DATA MINING
Desktop Survival Guide
by Graham Williams

Exploring Data

As a data miner we really need to live and breathe our data. Even before we start building our data mining models we can gain significant insights through checking and exploring the data. These insights can also deliver new discoveries to our clients--discoveries that can offer benefits early on in a data mining project.

Through exploring our data we can discover what the data looks like, the boundaries of the data (like the minimum and maximum values), its numeric characteristics (like the average value), and how the data is distributed (like how spread out the data is). The data begins to tell us a story, and we need to build and understand that story for ourselves. By capturing that story, we can communicate the story back to our clients.

This task of exploratory data analysis (often abbreviated as EDA), which generally involves getting a basic understanding of a dataset. Statistics, the fundamental tool here, is essentially about uncertainty--to understand it and thereby to make allowance for it. It also provides a framework for understanding the discoveries made in data mining. Discoveries need to be statistically sound and statistically significant--uncertainty associated with modelling needs to be understood.

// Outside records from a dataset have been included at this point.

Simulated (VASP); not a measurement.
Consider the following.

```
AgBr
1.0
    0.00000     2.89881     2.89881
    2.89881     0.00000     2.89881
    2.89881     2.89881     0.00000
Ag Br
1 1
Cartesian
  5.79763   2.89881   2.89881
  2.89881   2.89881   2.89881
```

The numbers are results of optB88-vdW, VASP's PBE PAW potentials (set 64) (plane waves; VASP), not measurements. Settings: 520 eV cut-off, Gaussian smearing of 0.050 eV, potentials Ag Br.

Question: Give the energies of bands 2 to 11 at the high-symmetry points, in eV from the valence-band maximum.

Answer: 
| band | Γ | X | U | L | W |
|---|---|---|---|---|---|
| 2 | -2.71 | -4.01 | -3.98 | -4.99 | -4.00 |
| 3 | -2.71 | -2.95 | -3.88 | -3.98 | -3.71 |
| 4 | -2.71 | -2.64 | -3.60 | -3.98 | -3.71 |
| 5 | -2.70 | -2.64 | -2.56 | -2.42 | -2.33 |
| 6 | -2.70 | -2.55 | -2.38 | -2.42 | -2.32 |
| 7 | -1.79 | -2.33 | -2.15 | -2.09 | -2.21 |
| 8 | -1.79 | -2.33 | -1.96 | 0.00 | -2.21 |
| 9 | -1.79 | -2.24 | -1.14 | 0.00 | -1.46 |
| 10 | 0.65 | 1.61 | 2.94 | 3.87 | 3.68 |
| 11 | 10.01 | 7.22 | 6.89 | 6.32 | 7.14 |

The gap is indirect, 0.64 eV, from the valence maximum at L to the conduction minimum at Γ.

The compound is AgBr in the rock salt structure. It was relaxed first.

We explore the shape or distribution of our data before we begin mining. Through this exploration we begin to understand the ``lay of the land,'' just as a miner works to understand the terrain before blindly digging for gold. Through this exploration we may identify problems with the data, including missing values, noise and erroneous data, and skewed distributions. This will then drive our choice of tools for preparing and transforming our data and for mining it.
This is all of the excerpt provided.